So it turns out your phone is eavesdropping on you

I saw an article today that confirmed what I have suspected for years now - mobile phones have been monitoring us and using the info to sell to advertisers:

https://www.bbc.com/news/articles/cr4rvr495rgo

Apple has agreed to pay $95m (£77m) to settle a court case alleging some of its devices were listening to people without their permission.

The tech giant was accused of eavesdropping on its customers through its virtual assistant Siri.

I remember testing this about 5 years ago to prove it to my wife as she was skeptical - I kept adding into our conversatons that we should got to Disneyland (I warned her I would do this as a test as it is somewhere we have no interest in going to) and sure enough we started to get adverts appearing after a week about the park.

I suspect the other big players (Microsoft, Google etc) are also up to this but are much better at hiding it or have added wording in their Terms and Conditions to allow it.

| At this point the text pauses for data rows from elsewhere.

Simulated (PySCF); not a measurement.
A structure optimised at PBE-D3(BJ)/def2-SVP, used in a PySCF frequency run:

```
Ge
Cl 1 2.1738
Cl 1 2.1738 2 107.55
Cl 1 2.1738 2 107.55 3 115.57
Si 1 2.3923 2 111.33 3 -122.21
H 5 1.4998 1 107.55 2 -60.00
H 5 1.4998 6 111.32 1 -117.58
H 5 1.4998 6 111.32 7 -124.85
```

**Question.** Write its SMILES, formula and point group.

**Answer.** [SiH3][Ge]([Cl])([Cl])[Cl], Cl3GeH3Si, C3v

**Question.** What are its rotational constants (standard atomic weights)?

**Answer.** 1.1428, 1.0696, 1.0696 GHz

It is more than a little concerning.

Parents Reply Children
  • neither the action nor the settlement - in which Apple denies wrongdoing and the claims - confirms or proves anything.

    From https://www.law.com/newyorklawjournal/2019/09/06/eavesdropping-and-spying-by-smart-tvs-and-devices/

    Apple announced that it "will turn it off by default and bring the human evaluation process in-house." Jeb Su, "Apple Apologizes for Eavesdropping on Customers, Keeping Siri Recordings Without Permission," Forbes (Aug. 28, 2019).

    5 years ago Apple admitted to it - the case here is that they never actually stopped.

    Agreed it doesn't confirm or deny they were in the wrong but they were caught once doing this and agreed to pay up again now - can you possibly draw the conclusion that they are innocent?

  • Per the article, neither the action nor the settlement - in which Apple denies wrongdoing and the claims - confirms or proves anything. 

    This is just standard legal practice in lawsuits - but if you think a company with the immense legal defence resources of Apple would base a $95 million settlement on unsubstantiated claims then you would be naive in the extreme.

    This is about as bad as it gets in lawsuit terms - the companies always settle so they can use NDAs to lock down any details and stop people talking about it.